Welcome from Father Michael Barth

Welcome to our website dedicated to the celebration of our Centennial Year, 1921 – 2021! We are happy to have you visit, learn, celebrate with us and help spread the good news of our mission and ministry.

This celebration is an opportunity to do several things: to thank those faithful men and women who have partnered with us and have shared their time, treasure and talent – without them we would not be here. Of course, none of this could have been accomplished without the support of our benefactors. Reflecting on all the good work the Missionary Servants have accomplished for nearly 100 years, it could not have happened without the kindness and friendship of people like you.

It is a time for us to look back, aware of the charism that has been entrusted to us by our Founder, Fr. Thomas Augustine Judge, CM, ST, and to be grateful to those who sacrificed and zealously labored, often against significant odds, to bring us to this present day. The year further invites us to remember the missions and the people where we are no longer present in mission, but whose lives and realities touched us, taught us, and in leaving have allowed us to move to other places and respond to other needs. Finally, it allows us to look forward and to recommit ourselves to our core call to preserve the Faith among the spiritually abandoned, especially the poor.

From our humble beginning in Holy Trinity, Alabama, to today when we ministry in seven countries we have tried to be faithful to our call to accompany those who are hurting, the people longing for healing. They are those who have not heard the Gospel and those that have but have been alienated from it. These are our treasures, the “least of our sisters and brothers.”

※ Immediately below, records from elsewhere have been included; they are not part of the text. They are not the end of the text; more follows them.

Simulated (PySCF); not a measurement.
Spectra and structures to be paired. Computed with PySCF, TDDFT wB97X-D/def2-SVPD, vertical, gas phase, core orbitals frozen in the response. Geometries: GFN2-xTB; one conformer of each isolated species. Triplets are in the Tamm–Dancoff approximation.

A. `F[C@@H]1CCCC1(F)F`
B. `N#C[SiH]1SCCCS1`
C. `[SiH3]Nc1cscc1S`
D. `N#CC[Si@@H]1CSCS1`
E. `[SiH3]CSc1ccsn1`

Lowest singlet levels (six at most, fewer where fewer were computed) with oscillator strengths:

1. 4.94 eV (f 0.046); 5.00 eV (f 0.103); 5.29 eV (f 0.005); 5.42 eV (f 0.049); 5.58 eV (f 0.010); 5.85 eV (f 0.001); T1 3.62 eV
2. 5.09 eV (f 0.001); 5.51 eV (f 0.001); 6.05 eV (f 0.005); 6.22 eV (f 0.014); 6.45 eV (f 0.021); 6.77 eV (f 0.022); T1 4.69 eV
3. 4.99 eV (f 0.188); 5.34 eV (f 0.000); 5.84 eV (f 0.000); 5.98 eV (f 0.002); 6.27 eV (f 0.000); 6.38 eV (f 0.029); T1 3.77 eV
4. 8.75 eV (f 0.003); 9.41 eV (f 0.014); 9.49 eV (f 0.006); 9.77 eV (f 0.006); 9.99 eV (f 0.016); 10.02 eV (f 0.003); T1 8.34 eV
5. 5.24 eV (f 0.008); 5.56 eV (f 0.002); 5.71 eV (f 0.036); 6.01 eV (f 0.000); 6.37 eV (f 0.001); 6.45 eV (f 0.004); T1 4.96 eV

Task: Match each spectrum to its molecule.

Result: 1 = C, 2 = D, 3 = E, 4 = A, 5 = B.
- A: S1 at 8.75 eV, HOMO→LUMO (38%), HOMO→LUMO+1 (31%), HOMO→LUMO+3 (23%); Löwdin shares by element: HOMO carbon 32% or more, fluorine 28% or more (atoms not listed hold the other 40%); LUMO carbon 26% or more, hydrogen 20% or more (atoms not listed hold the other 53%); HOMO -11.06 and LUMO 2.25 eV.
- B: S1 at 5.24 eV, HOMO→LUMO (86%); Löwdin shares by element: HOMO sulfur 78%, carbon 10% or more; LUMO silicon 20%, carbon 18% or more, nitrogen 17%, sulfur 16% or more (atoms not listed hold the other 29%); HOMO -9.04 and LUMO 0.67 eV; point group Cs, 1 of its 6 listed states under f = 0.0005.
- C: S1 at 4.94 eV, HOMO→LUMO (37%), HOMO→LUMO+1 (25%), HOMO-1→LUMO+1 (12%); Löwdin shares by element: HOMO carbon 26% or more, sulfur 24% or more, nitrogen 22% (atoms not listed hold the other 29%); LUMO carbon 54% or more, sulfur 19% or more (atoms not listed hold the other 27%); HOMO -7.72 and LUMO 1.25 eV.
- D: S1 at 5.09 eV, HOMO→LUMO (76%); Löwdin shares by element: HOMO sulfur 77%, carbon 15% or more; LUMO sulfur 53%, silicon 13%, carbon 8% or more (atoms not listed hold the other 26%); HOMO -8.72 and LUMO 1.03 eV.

We share this celebration and charism with the other branches of our religious family – the Missionary Cenacle Apostolate, the Missionary Servants of the Most Blessed Trinity and the Blessed Trinity Missionary Institute. Along with them, as sons and daughters of Fr. Thomas Judge we celebrate and look, with hope, to the future. Join us in prayer and celebration this year, rejoice with us! Blessed be the Triune God, Father, Son and Holy Spirit, now and forever.